Looks like loss is wrong

Question

Looks like loss is wrong

a1526772 opened this issue 3 years ago · comments

Isn't the similarity mat sharded? So you would gather after image_logits = torch.cat(ims) @ torch.cat(txt).t() (line 66 wrapper.py) not before.

Cade Gordon · Answer 1 · Wed Jun 02 2021 13:15:42 GMT+0800 (China Standard Time)

This a super useful question! For future viewers I’ll quote the section of the paper in discussion. “The calculation of embedding similarities was also sharded with individual GPUs computing only the subset of the pairwise similarities necessary for their local batch of embeddings.”

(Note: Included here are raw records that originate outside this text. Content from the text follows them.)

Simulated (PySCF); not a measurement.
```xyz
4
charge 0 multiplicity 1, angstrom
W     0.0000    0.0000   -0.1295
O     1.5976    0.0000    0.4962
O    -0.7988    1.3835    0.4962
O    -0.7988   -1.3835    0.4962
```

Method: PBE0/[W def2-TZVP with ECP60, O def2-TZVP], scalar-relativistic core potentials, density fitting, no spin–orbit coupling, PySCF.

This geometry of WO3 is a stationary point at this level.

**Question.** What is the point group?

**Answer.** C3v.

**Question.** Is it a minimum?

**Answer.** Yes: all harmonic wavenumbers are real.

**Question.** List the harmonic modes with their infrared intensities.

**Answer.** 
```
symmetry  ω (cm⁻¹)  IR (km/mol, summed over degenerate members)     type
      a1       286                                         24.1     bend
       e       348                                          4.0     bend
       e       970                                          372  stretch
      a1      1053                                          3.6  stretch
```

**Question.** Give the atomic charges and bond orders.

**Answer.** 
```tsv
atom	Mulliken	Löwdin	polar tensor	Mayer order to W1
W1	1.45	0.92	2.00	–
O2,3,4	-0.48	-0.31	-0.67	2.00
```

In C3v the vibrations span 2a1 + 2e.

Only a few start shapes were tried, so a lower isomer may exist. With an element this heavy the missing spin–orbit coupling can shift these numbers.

Let’s start with your question first! The matrix itself is not sharded because we use that final matrix to calculate gradients. That matrix itself is super heavy (5GB alone in fp32 for a batch size as described in the paper 🤯) and local batches only need a subset of it for updates. When we calculate the total matrix we only use it for logging purposes under the torch.no_grad flag. If we use a “naive” implementation we would calculate loss and backprop right there on the spot. As stated in that quote, they use sharding to compute the necessary similarities on GPU. This alteration save as A LOT of memory overhead and keeps you from waiting very long.

This paragraph seems to be interpreted differently by me and another paper. From my read, I interpreted as the GPUs did a gather of the logits and then calculated losses. However, a recent paper which trains a more data-efficient CLIP (https://arxiv.org/abs/2104.08945) states that authors did not gather logits across the GPU in the original CLIP paper. But their work does state that the gathering of logits was important to their data-efficient training! I’m actively working to append their implementation to this repository so hopefully it can be used in the future too.